So to be revered as an elite in this culture, you must disdain the natural, the organic, the real, and be cold, shiny and hard.

But though she seems to have everything, it’s striking that Regina George is full of anger. Cady cracks Gretchen by making her think Regina is mad at her, which works because Regina just always seems to be mad. When she was preparing for the role, Rachel McAdams built the palpable anger of Regina George by listening to Courtney Love’s music and watching Alec Baldwin’s famous speech from Glengarry, Glen Ross.

Blake: “[BLEEP] YOU! That’s my name! You know why, mister? ‘Cause you drove a Hyundai to get here tonight, I drove an $80,000 BMW. That’s my name!”

So what exactly is Regina so furious about? For one thing, her plastic life doesn’t actually seem very fun. She feels she has to constantly be on a diet to maintain her physique. She doesn’t have any equals who can be honest with her. And this sharply intelligent, strong person doesn’t have much to do besides shop, work on her appearance, and manipulate people. So, essentially, she’s bored.

As we enter this teen “Girl World” through the naive eyes of the outsider Cady, we get a sense of all the things that might be confusing and frustrating for American teens, like antagonistic behavior from adults, parents who don’t know how to impose healthy boundaries, problems at home, and mixed messages about sexuality (which is a prized aspect of popularity), but also a source of shame and a feature of their lives from a shockingly young age.

Most saliently, Cady observes that in Girl World you’re not allowed to express conflict. So this culture of elaborate oppression is really caused by these young women’s frustration at not knowing how to let out their anger. Ms. Norbury identifies this problem when she tries to teach the girls:

Ms. Norbury: “... to express your anger in a healthy way.”

In the end, Regina learns to harness her anger into athletics. So the lesson isn’t that teenage girls shouldn’t feel angry. It’s that anger can be redirected powerfully, and for good, if we learn how to find appropriate outlets for our feelings.
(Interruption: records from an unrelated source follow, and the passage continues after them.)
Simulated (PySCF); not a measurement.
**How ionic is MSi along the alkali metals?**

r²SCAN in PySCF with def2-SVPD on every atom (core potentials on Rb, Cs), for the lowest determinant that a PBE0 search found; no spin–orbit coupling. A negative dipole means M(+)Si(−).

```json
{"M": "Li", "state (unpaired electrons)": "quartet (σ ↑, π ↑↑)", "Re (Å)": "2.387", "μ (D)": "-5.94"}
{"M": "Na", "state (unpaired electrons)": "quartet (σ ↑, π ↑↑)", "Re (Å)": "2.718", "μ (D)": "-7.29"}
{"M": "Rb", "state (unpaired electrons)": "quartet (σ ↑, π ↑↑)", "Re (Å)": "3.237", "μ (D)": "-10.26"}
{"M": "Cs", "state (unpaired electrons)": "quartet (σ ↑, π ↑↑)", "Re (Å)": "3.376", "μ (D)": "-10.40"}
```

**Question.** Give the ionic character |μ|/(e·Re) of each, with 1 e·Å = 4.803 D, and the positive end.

“The fault, dear Brutus, is not in our stars,/ But in ourselves, that we are underlings.” In other words, we don’t have to accept being underlings. We the people put rulers in power, and we can take that power away—whether that applies to real political regimes, or the mean girls who are making us feel like we’re not good enough.

All the same when we think of Mean Girls, it’s not subdued, final-scene Regina we remember—but Mean Regina who exists as a cult icon, celebrated by popstars, presidents, and everyone in between. There’s still something deeply compelling about Regina’s power, her mystery, her manipulation, her rage. She reminds us that autocrats can look a lot more seductive and charismatic than we might think and so, like a true dictator, her legacy lives on.